Hugging Face Transformer submillisecond inference️ and deployment to production: 🤗 → 🤯

Optimize and deploy in production Hugging Face Transformer models in a single command line.

=> Up to 10X faster inference! <=

Why this tool?

Pytorch + FastAPI = 🐢
Most tutorials on transformer deployment in production are built over Pytorch and FastAPI. Both are great tools but not very performant in inference.

Microsoft ONNX Runtime + Nvidia Triton inference server = ️🏃💨
Then, if you spend some time, you can build something over ONNX Runtime and Triton inference server. You will usually get from 2X to 4X faster inference compared to vanilla Pytorch. It's cool!

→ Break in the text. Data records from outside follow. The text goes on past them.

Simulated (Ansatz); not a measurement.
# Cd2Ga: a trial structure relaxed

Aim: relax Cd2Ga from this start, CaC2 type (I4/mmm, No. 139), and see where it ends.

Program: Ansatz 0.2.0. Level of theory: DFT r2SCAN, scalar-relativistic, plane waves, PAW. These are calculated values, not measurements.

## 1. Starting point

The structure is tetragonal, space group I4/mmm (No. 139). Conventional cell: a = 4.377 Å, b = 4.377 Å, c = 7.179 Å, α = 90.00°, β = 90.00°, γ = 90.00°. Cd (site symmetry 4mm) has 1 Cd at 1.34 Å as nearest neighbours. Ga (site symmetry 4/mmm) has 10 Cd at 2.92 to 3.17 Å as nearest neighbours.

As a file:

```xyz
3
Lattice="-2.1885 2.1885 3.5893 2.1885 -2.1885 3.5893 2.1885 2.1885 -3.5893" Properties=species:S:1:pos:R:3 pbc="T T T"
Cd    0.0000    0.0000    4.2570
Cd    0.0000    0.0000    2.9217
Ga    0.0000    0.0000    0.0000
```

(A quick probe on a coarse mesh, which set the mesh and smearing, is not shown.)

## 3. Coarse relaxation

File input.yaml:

Nvidia TensorRT + Nvidia Triton inference server = ⚡️🏃💨💨
However, if you want the best in class performances on GPU, there is only a single possible combination: Nvidia TensorRT and Triton. You will usually get 5X faster inference compared to vanilla Pytorch. Sometimes it can raises up to 10X faster inference. Buuuuttt... TensorRT is not easy to use, even less with Transformer models, it requires specific tricks not easy to come with.

Want to understand how it works under the hood?
read 📕 Hugging Face Transformer inference UNDER 1 millisecond latency 📖

Installation

Required dependencies

To install this package locally, you need:

TensorRT

TensorRT v8.2.1 (GA)

System Packages

CUDA
- Recommended versions:
- cuda-11.4.x + cuDNN-8.2
- cuda-10.2 + cuDNN-8.2
GNU make >= v4.1
cmake >= v3.13
python >= v3.6.9
pip >= v19.0

to be able to leverage your CUDA installation by the Pycuda dependency, don't forget to add to your $PATH env variable the path to CUDA. Otherwise, Pycuda will fail to compile.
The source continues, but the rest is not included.